Non-biodegradable plastic microbeads, mainly made of polyethylene, had been considered for decades the perfect exfoliating solution for personal care products. In 2015, when the US Government banned the ingredient and Cosmetics Europe issued a recommendation to discontinue their use in wash off products, PE microbeads accounted globally for 1,700 tonnes in beauty and personal care, 73% of which was used in bath and shower products.
The recent US microbeads ban has put pressure on the cosmetics industry and its effects have already had an impact even in regions where there is no regulation in place. Some retailers such as the American grocery chain Wegmans have already begun to remove products containing plastic microbeads from their shelves. The new regulatory landscape and emerging pressures from environmental groups have forced companies, especially global players, to voluntarily remove PE microbeads from their products. While Unilever, Beiersdorf AG and Colgate-Palmolive are already microbead-free, other big players including, Johnson & Johnson, L’Oreal and Procter & Gamble have announced their plans to remove microbeads globally by 2017. As a consequence, global demand for PE microbeads in beauty and personal care products is forecast to drop sharply between 2015 and 2017 with demand expected to reach zero by the end of 2018.

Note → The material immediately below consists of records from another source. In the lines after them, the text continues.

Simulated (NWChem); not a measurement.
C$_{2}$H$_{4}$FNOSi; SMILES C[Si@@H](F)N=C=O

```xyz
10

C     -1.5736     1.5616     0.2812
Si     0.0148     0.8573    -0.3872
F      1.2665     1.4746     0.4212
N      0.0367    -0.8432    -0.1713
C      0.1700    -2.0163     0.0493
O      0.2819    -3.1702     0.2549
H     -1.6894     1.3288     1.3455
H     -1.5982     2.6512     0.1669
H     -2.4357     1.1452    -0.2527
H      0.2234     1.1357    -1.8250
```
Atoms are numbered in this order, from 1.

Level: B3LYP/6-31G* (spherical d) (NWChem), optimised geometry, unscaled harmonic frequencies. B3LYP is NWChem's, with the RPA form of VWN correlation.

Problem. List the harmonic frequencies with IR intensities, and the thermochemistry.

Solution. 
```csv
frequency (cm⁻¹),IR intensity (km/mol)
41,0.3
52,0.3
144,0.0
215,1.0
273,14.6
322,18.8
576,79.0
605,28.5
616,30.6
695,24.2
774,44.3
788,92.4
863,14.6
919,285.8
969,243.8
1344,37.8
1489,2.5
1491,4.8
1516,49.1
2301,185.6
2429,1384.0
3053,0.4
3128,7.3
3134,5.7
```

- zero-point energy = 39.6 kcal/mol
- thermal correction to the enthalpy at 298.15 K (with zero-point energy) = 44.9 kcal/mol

Ahead of legislation, companies have worked to overcome and even take advantage of the opportunities that the ban is creating globally and, as a result, there is now a spectrum of alternatives on the table for key global players. While silica, cellulose and jojoba beads are the preferred options for Reckitt Benckiser, Shiseido Co and Colgate-Palmolive, respectively, other companies have a wider palette of alternatives in mind. For instance, L’Oreal is betting on a mixture of mineral-based perlite and fruit kernels, Beiersdorf AG is going for cellulose, hydrogenated castor oil and hydrated silica and Unilever Group lists apricot kernels, walnut shells, cornmeal, pumice and silica as potential replacements.
Unsurprisingly, bio-degradable plastic microbeads are not among the most likely potential replacements for PE microbeads due to concerns over time scale degradability in the marine environment. In fact, California was the first state to ban plastic microbeads – including biodegradable ones – and similar legislation might be considered in other regions in the short to medium term.
Yes it does. The selection of suitable alternative ingredients with abrasive properties depends on the application and the type of product. Besides biodegradability, material properties such as hardness, size and shape are key factors to provide the desired exfoliation performance. Whether it’s from natural or synthetic sources, coarser exfoliating particles such as pumice and fine sand or silica are better for the body, while smaller particles such as certain fruit seeds and other abrasives with milder exfoliation properties are best suited for facial and sensitive skin products.
Silica and pumice are expected to be the key players in bath and shower products during the forecast period (2015-2020) growing globally by 1800 and 600 tonnes in absolute volume terms, respectively. The ban on plastic microbeads widely used in facial cleansers and the trend towards natural ingredients in skin care will drive global demand for blends of crushed seeds and other natural abrasives in facial cleansers with absolute volume growths of 240 and 200 tonnes, respectively, between 2015 and 2020.
Although multiple alternatives are already available, at the time of writing there is no clear winner which leaves plenty of room for innovation. For instance, the use of sustainable bio-based ingredients with exfoliating properties such as coffee waste can be an attractive alternative especially in Europe due to the recent approval of the EU Circular Economy package in December 2015.
Evonik, Solvay Silica and PQ Corporation which supply different type of silica-based alternatives are among the ingredient manufacturers that can take advantage especially in the mass market, while manufacturers of natural abrasives rich in antioxidants, anti-inflammatory compounds and vitamins are expected to benefit from the microbeads ban in the premium skincare arena.
Bio-degradable polymers, currently on the losing side due to its poor market credibility linked to the many unknowns regarding their potential environmental damage, demands innovation to succeed. Companies investing in research, such as the ingredient manufacturer Honeywell which in partnership with the bio-materials company Metabolix has developed bio-degradable microbeads solutions with faster degradability, would be potential winners in the medium to long term.